An elephant pulls a teak log in a logging camp in Pinlebu township, Sagaing, northern Burma, in this picture taken March 6, 2014.
Soe Zeya Tun—Reuters

Some 5,000 elephants are used in Burma’s timber industry. When logging stops, they’ll either be left to fend for themselves in the wild or else slaughtered for their hides and tusks


Modern Burmese history was built on teak, which is to say it was built on the backs of elephants. The British quickly saw teak’s potential after colonizing Burma in 1824, and realized that hitching an elephant to a two-ton log was the only way of getting timber from where it was felled to the nearest waterway, and floating it to mill and market.


It was arduous work, with malaria and anthrax decimating man and behemoth. But fortunes were made and the timber helped shape the world map by being the stuff from which the British imperial fleet was fashioned. Teak remained vital after Burma’s independence in 1948. It was the second highest source of legal foreign exchange and exports for the military dictatorship, earning the junta hundreds of millions of dollars a year.


Last year, in the land that is now officially known as Myanmar, total timber exports surpassed 1.24 million cubic tons and generated more than $1 billion in revenue, of which teak alone earned $359 million. From Tuesday, however, the new quasi-democratic government is banning the export of round logs and slashing its total logging quotas. The plan is to stimulate a domestic milling and carpentry industry and protect already plundered forest, which plummeted from 58% of total land in 1990 to 47% in 2010, according to government figures.


But while applauded in many environmental quarters, this move will likely spell disaster for the more than 5,000 elephants and their oosi, or handlers, who rely on this trade. Sixty percent of Burma’s timber industry still depends on elephants — not only for their tremendous strength but for their ability to haul huge logs with minimal damage to the surrounding forest.


Currently, 2,851 of these working animals belong to the state-run Myanmar Timber Enterprise (MTE), while around 2,700 belong to private firms involved in logging, says Tin Win Maw, who founded Green Valley Elephant Camp in Shan State for retired timber elephants.

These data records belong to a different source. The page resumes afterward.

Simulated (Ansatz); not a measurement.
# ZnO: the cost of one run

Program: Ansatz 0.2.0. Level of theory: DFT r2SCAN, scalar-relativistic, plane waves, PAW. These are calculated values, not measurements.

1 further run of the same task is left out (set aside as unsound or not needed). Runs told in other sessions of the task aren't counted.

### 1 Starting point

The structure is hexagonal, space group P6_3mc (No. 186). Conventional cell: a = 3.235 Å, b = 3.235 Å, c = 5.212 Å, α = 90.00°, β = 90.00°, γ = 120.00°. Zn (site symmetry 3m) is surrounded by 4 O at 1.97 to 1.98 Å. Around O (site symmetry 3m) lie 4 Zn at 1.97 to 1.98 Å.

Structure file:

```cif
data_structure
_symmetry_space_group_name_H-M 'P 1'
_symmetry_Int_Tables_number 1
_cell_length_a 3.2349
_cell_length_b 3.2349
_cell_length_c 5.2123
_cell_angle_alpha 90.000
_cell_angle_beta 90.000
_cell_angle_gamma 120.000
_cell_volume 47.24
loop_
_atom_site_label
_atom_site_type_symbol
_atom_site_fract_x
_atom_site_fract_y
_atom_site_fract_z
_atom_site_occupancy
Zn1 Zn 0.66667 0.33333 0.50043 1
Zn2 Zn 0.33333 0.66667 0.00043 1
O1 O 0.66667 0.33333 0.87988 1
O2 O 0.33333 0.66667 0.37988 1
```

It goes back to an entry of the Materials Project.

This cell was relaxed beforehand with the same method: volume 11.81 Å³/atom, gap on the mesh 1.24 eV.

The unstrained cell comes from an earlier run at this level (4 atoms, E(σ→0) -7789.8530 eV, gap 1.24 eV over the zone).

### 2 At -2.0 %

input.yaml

After some 25 years backbreaking toil, “some have health problems — cardiac problems or eye problems — and we decide they are not suitable to work any longer,” she tells TIME. The government has camps for retired elephants, but “they don’t have enough resources” and need to “give more supplementary treatments” for elephants that fall ill.


In the wake of the April 1 logging ban, and with nowhere else to go, many timber elephants may be released into the wild, but “because of deforestation there are not enough habitats for them,” the campaigner adds. Competition for land and food will likely bring them into conflict with humans; in India, parallel pressures see up to 300 people killed each year from marauding elephants.


If not set free, elephants risk being slaughtered for their precious ivory or hides. Many could also be smuggled across the border to Thailand and put to work in the tourism industry, where animal abuse is rife. Still others could used in Burma’s illegal timber trade, which in fact accounts for the great majority of the business.


According to report released last week by a green nonprofit, the Environmental Investigation Agency, nearly three-quarters of all Burmese logs were smuggled across the border through illicit export deals between 2000 and 2013. (Most of these were harvested from inferior or juvenile trees, however — the best timber is sold through legitimate dealers in Rangoon.) “Sometimes there are a thousand trucks each day going into China with teak, and years ago it was even more than that,” says Bob Steber, managing director of Singapore-based Ginnacle Import Export, who has dealt in teak for more than four decades.


The fear is that banning legal Burmese timber exports will cause this unregulated sector to grow even more. Plantation teak now exists as far afield as Indonesia, Africa and the Caribbean, but typically grows quickly due to overly wet climates, and so is comparatively soft and liable to crack. The best Burmese teak, by contrast, is richer in natural oils and dries out for around eight or nine months of the year, sometimes taking up to 20 years for one inch of growth. “For the real good teak there’s only one thing, and that’s the Burma teak,” says Steber.


While plantation teak is adequate for garden furniture, picture frames and assorted curios, natural teak is essential for luxury yachts, as the oils repel water and keeps the wood from cracking. “And teak has silica — sand — in it so you don’t slip and fall when its wet,” says Steber. “It really is amazing.”


Burma is estimated to have half of all the world’s natural teak, and is the only country where it can still be felled. Last year, nearly 400,000 cu m of teak were felled and exported — three quarters of global supply — but the proposed cut in quotas for 2014 means that just 80,000 cu m will be felled across all grades this year. “There is no doubt the prices will rise dramatically but total supply is still very much in doubt,” says Shannon Rogers, of Philadelphia timber company J. Gibson McIlvain.


So is the future of Burma’s elephants, upon which so much of the country’s wealth has been founded.